[R] R-squared value for linear regression passing through origin using lm()

S Ellison S.Ellison at lgc.co.uk
Thu Oct 18 15:00:49 CEST 2007

>I think there is reason to be surprised, I am, too. ...
>What am I missing?

Read the formula and ?summary.lm more closely. The denominator,

Sum((y[i]- y*)^2) 

is very large if the mean value of y is substantially nonzero and y*
set to 0 as the calculation implies for a forced zero intercept. In
effect, the calculation provides the fraction of sum of squared
deviations from the mean for the case with intercept, but the fraction
of sum of squared y ('about' zero) for the non-intercept case. 

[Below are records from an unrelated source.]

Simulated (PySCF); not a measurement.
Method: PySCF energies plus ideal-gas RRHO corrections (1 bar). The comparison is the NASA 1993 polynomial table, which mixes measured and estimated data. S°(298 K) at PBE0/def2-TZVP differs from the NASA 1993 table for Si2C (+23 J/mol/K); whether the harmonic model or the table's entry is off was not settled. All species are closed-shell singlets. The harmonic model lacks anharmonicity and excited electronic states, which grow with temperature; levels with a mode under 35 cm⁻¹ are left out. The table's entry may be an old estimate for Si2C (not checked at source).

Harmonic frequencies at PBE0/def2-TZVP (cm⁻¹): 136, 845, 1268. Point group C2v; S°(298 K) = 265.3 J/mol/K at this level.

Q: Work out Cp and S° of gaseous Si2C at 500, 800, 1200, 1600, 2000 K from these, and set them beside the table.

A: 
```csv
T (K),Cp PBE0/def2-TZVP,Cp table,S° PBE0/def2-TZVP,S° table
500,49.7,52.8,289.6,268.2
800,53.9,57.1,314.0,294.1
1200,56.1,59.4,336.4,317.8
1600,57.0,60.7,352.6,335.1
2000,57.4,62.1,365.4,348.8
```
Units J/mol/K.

This is surprising if you automatically assume that better R^2 means
better fit. I guess that explains why statisticians tell you not to use
R^2 as a goodness-of-fit indicator.

>>> Ralf Goertz <R_Goertz at web.de> 18/10/2007 13:11:55 >>>
>>   r.squared: R^2, the 'fraction of variance explained by the
> >
> >              R^2 = 1 - Sum(R[i]^2) / Sum((y[i]- y*)^2),
> >
>>             where y* is the mean of y[i] if there is an intercept
>>             zero otherwise.


R-help at r-project.org mailing list
PLEASE do read the posting guide
and provide commented, minimal, self-contained, reproducible code.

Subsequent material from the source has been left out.